NikolaiT / GoogleScraper

A Python module to scrape several search engines (like Google, Yandex, Bing, Duckduckgo, ...). Including asynchronous networking support.
https://scrapeulous.com/
Apache License 2.0
2.64k stars 740 forks source link

Cannot extract web search results from Yahoo #134

Open nptdat opened 8 years ago

nptdat commented 8 years ago

Thank you for the awesome search engine scraping tool!

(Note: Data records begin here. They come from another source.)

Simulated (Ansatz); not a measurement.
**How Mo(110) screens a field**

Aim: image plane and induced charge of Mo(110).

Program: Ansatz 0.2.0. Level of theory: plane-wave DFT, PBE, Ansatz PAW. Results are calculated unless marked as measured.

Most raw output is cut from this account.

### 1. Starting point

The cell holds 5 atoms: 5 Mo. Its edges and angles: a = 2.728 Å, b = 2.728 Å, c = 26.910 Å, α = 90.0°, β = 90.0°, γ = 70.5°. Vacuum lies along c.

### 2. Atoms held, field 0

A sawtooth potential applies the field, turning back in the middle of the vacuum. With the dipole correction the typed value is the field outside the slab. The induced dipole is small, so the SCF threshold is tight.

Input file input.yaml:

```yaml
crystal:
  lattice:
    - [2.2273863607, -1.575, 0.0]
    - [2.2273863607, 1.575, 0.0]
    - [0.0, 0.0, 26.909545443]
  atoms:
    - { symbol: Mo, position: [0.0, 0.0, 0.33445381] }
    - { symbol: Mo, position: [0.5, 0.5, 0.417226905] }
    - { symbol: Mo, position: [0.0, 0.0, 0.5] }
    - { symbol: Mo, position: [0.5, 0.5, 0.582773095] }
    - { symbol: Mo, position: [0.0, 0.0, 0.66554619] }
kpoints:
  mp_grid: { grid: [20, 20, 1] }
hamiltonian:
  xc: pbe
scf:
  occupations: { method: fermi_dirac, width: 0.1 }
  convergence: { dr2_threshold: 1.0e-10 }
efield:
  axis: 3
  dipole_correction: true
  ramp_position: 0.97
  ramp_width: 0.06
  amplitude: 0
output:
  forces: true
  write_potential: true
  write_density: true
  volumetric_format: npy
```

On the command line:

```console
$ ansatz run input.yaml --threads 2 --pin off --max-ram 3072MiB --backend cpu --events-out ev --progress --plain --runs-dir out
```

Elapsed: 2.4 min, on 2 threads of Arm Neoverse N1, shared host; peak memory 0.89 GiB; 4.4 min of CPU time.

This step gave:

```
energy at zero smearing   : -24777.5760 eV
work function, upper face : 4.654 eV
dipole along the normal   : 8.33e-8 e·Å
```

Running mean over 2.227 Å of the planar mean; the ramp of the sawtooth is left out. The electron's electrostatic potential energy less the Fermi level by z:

I'm trying GoogleScraper to extract some URLs for given search terms. GoogleScraper works well with Google & Bing, but it cannot extract search results from Yahoo. Here are some commands:

GoogleScraper -m http --keyword "トヨタ" -p 3 -s yahoo

No results was returned.

Try to scrape with selenium:

GoogleScraper -m selenium --keyword "トヨタ" -p 3 -s yahoo --sel-browser phantomjs

The following error occurs:

Exception in thread [yahoo]SelScrape:
Traceback (most recent call last):
  File "/Users/xyz/projects/googlesearch/.virtualenv/lib/python3.4/site-packages/GoogleScraper/selenium_mode.py", line 455, in _find_next_page_element
    WebDriverWait(self.webdriver, 5).until(EC.element_to_be_clickable((By.CSS_SELECTOR, selector)))
  File "/Users/xyz/projects/googlesearch/.virtualenv/lib/python3.4/site-packages/selenium/webdriver/support/wait.py", line 80, in until
    raise TimeoutException(message, screen, stacktrace)
selenium.common.exceptions.TimeoutException: Message:
Screenshot: available via screen

Because I search with Japanese terms, I tried to change the search URL for Yahoo in scrape_config.py file as the following:

yahoo_search_url = 'http://search.yahoo.co.jp/search?'

And, get another error:

selenium.common.exceptions.NoSuchElementException: Message: {"errorMessage":"Unable to find element with css selector '.compPagination strong'","request":{"headers":{"Accept":"application/json","Accept-Encoding":"identity","Connection":"close","Content-Length":"113","Content-Type":"application/json;charset=UTF-8","Host":"127.0.0.1:50667","User-Agent":"Python-urllib/3.4"},"httpVersion":"1.1","method":"POST","post":"{\"value\": \".compPagination strong\", \"using\": \"css selector\", \"sessionId\": \"c8247ec0-a669-11e5-8029-e94abf73bc4c\"}","url":"/element","urlParsed":{"anchor":"","query":"","file":"element","directory":"/","path":"/element","relative":"/element","port":"","host":"","password":"","user":"","userInfo":"","authority":"","protocol":"","source":"/element","queryKey":{},"chunks":["element"]},"urlOriginal":"/session/c8247ec0-a669-11e5-8029-e94abf73bc4c/element"}}
Screenshot: available via screen

Is there anything wrong with my setting? I'm using Mac OS 10.10.5

Thank you!

imaxmin commented 8 years ago

Hi @hitheone , have you figured this out? I'm suffering the same exception when using selenium+chrome on Mac.

DivyanshC commented 8 years ago

change 'result_container': 'li' in parsing.py